APPEAL AND ERROR - ASSIGNMENT OF ERRORS - ERRORS NOT ASSIGNED IN BRIEF - FINDINGS. Under Rule on Appeal 43, where there are no assignments of error directed to the findings of the trial court, the supreme court cannot review the evidence upon which they were based; and under this rule there is no distinction between law and equity cases.
 SAME - ADMISSION OF EVIDENCE. Where a case has been tried to the court, in the absence of errors assigned to the court's findings of fact as required by Rule on Appeal 43, the supreme court will not review errors claimed in the admission of evidence; since all evidence admitted, whether properly or improperly, is merged in the court's findings.
Appeal from a judgment of the superior court for Snohomish county, Denney, J., entered November 30, 1951, upon findings in favor of the defendants, in an action on contract, tried to the court. Affirmed.
Leslie Cooper, for appellant.
Thomas G. McCrea, for respondent Hutchings.
Bassett & Geisness, for respondent Hutchings Motors, Inc.
FINLEY, J. -
This action was commenced by appellant Simpson to recover from respondent Hutchings $22,287 alleged to be due pursuant to a contract whereby respondent Hutchings was purchasing from appellant Simpson one half of the capital stock of the J. R. Simpson Motor Company, Inc.
«1» Reported in 248 P. (2d) 572.
 See 3 Am. Jur. 287.
288 SIMPSON v. HUTCHINGS. [41 Wn. (2d)
Respondent Hutchings admitted the contract but alleged that appellant Simpson had subsequently orally agreed with him to sell the remaining one hall of the capital stock of the aforementioned company to the Simpson-Hutchings Motor Company, the latter transaction to include the assignment, transfer or cancellation of the debt arising out of the first contract.
Respondent Hutchings further alleged that the assignment of the debt was omitted from the written contract through mutual mistake, and he asked that the contract be reformed to express the intent of the parties.
Appellant Simpson replied that subsequent to the execution of the first contract he had entered into a second written contract with the Simpson-Hutchings Motor Company for the sale of the remaining one half of the stock, and that this contract did not include the assignment, transfer or cancellation of the $22,287 indebtedness.

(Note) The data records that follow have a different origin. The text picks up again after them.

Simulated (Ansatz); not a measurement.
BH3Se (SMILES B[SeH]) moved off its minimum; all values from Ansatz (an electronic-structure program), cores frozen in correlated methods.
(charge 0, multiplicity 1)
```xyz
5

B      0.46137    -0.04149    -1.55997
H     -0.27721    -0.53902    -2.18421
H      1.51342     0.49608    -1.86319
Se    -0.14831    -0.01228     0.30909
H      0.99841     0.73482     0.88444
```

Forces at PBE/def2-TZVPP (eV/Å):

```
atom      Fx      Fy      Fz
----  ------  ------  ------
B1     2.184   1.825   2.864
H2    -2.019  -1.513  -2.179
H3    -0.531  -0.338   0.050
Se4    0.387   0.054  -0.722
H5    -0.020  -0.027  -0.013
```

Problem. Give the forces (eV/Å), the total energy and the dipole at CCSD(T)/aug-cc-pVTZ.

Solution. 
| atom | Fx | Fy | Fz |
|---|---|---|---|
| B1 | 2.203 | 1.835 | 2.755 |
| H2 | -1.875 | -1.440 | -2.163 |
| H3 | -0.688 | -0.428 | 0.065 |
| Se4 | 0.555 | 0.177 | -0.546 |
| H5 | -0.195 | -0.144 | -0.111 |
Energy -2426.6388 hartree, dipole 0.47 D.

The case was tried to the court sitting without a jury. Findings of fact were entered, from which the court concluded that:
"The defendants and intervenor are entitled to have the agreement dated August 12, 1949, reformed so as to effectuate the intentions of the parties to said instrument, namely, that paragraph numbered `1' of said agreement should be reformed so as to read as follows:
"`1. The seller agrees to sell, transfer and assign, and purchaser agrees to purchase the following described personal property, to-wit:
"`(a) 448 shares of stock of Simpson-Hutchings Motor Co., a corporation, said stock being owned by seller; and
"`(b) all of seller's right, title and interest in and to that certain contract dated June 1, 1943, whereby the seller previously sold to Gordon H. Hutchings 225 shares of stock of the Simpson Motor Company, Inc.'"
The decree reformed the contract accordingly, and dismissed the action. This appeal followed.
The errors assigned by appellant are the following:
"1. In holding that a unilateral mistake in reducing a contract to writing is sufficient grounds for reformation of
Oct. 1952] SIMPSON v. HUTCHINGS. 289
contract in absence of allegation of fraud or inequitable conduct.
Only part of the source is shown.